It's not such a dangerous game from the point of view of a playoff series, in which a team can afford to lose a game or two. But for keeping a streak alive, when no losses can be tolerated, it's a ticking clock. Against weak opponents, the Heat offense is at its very best for only a few possessions per game.
Even in a streak like this, it's important to think about the long term. You can't win a marathon at Mile 16.
Very sophisticated research in elite soccer has shown that just two competitions a week, as opposed to the traditional one per weekend, ramps up the injury risk significantly. It removes entirely the ability for a player to do a real conditioning workout and recover in time for the next contest. Getting the same exercise in games comes with vastly higher injury risks. Conditioning and rest have real benefits that professional basketball players know too little.

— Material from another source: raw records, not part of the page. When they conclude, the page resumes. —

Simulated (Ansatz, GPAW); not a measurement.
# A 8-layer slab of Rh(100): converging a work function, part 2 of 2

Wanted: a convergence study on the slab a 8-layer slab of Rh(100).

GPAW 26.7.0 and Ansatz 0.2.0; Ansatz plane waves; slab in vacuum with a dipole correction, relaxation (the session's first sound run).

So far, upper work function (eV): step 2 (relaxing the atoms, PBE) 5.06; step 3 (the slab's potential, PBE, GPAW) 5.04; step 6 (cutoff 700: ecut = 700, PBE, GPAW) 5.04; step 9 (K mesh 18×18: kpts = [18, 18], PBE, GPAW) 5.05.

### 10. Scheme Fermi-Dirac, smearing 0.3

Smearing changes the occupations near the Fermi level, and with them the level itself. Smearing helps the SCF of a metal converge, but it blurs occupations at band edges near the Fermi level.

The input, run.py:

The cost is that we seldom get to see the best NBA players -- who play far more than twice a week -- performing at their very best.
I have asked several players recently at what time of year they're at their physical best. So far, to a man, they answer: training camp.
(How messed up is that, from the league's point of view? They're at their physical best, and nobody is even watching.)
From there, no matter how tough your spirit or inspired your workout plan, it's an athletically degrading league-mandated saga of long travel, short sleep, minimal conditioning and a growing collection of injuries, bangs and bruises. One injury expert told me he thought almost every NBA injury was an overuse injury.
"When you get down to those late months and the playoffs, you know that guys aren't at their peak physically," says the Heat's James Jones. "They're gutting it out. You're seeing performances in spite of injuries, in spite of fatigue, in spite of nicks and bruises. And that's where the greatness is revealed."
Where it's not revealed, at least not intelligently, is in a Monday night in March, on the road against the lottery-bound Magic.
The Heat could lose at any time, because any team can lose at any time. Because in this league, it's about fatigue and injury risk as much as it is about the other team. To win that contest, you've got to ration your A-game.